Monday, January 02, 2006

Suffering Part 2

I have been struggling with the concept of suffering for many years, even before Nechama Liba got sick. Even in the case of a bereaved parent where pain never goes away, perhaps whether or not to wallow in grief is a choice that we all have.

I guess it might be more appropriate to say that "whether to allow the suffering to control my life is a choice".

Perhaps, I could be accused of being engaged in a "faith of convenience" but I live with hopes and dreams of being reunited with my child in the "Next World". I breathe based upon the idea that somehow there is meaning to the suffering. In the meantime, I pray that Moshiach will be here soon. I can't imagine the pain of someone who lives without these beliefs. On the other hand, on some level each mitzvah is a mini-struggle . Like Yaakov with the malach of Esav. Every mitzvah contains an element of Lishmah [doing mitzvos for G-ds sake alone] because, when I wrap my tefillin or shake a lulav, I need to confront a G-d who took away my child. I am commanded to love him and embrace him. My daughter was able to do that even though she realized that she would die from her illness. I draw strength from her. It keeps me connected. I believe in my heart that someday this will all make sense. But it won’t be in this world of smoke and clouds.

The next world is called the “Olam HaEmes”. The World of Truth. I pray that I will have the strength to endure the pain until I get there. I deal with people who suffer on a daily basis. I am zoche to be in the presence of some pretty amazing people, both young and old and nothing stops them. But we can only imagine what they have to endure on a daily basis. The fear, pain and daily confrontations. But they take it all in stride and are determined not to let anything get in their way. I draw strength from being around them. I can't let my challenges cripple me if I expect them to overcome theirs.

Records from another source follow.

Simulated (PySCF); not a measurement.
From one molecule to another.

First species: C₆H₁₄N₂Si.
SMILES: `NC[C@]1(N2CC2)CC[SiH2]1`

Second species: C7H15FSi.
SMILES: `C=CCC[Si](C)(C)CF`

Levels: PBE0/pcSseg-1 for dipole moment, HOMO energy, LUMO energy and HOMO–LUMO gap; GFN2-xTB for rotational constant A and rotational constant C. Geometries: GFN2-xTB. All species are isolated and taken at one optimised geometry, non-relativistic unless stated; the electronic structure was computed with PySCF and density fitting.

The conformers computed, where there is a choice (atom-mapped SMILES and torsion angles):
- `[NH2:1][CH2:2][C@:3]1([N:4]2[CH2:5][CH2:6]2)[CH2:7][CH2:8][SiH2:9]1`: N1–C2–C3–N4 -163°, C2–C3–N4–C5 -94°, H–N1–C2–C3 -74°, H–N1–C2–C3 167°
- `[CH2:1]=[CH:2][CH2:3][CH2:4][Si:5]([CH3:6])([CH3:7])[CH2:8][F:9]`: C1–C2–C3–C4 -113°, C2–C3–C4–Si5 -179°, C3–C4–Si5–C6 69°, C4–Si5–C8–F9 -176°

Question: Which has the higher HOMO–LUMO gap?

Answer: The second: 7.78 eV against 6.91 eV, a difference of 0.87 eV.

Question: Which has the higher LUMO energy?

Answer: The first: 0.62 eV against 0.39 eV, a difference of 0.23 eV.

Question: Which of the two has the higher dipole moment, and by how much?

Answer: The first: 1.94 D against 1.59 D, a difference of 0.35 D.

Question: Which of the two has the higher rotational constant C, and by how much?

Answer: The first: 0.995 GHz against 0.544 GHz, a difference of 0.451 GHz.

Years ago, on a typical shabbos night, I asked myself why Hashem chose to give his people such suffering. It was dark in the room which hid the teardrop that was rolling down my cheek. I spent the next 25+ hours trying to imagine how G-d could give so much suffering. How could Hashem proclaim a lifelong decree? How could G-d do this? It wasn’t until the next night that it came to me that although G-d gives us great challenges, yet suffering is a state of mind.

We can't help but feel the pain but as long as we live, we can choose to let it cripple us or use it as a springboard to drive us to be better people. No doubt the loss of a child changes us forever. I often think of a bereaved parent as analogous to someone who was permanently injured in a car accident. He will never to be the same again. Needing significant rehabilitation. His injuries are a constant reminder. But yet, he is given the choice to remain nothing more than a cripple, chas vashalom, or "rise to the occasion". May G-d give us the strength.

The expression of "Suffering is a state of mind" gives me some sense of control.
But it doesn't heal the pain.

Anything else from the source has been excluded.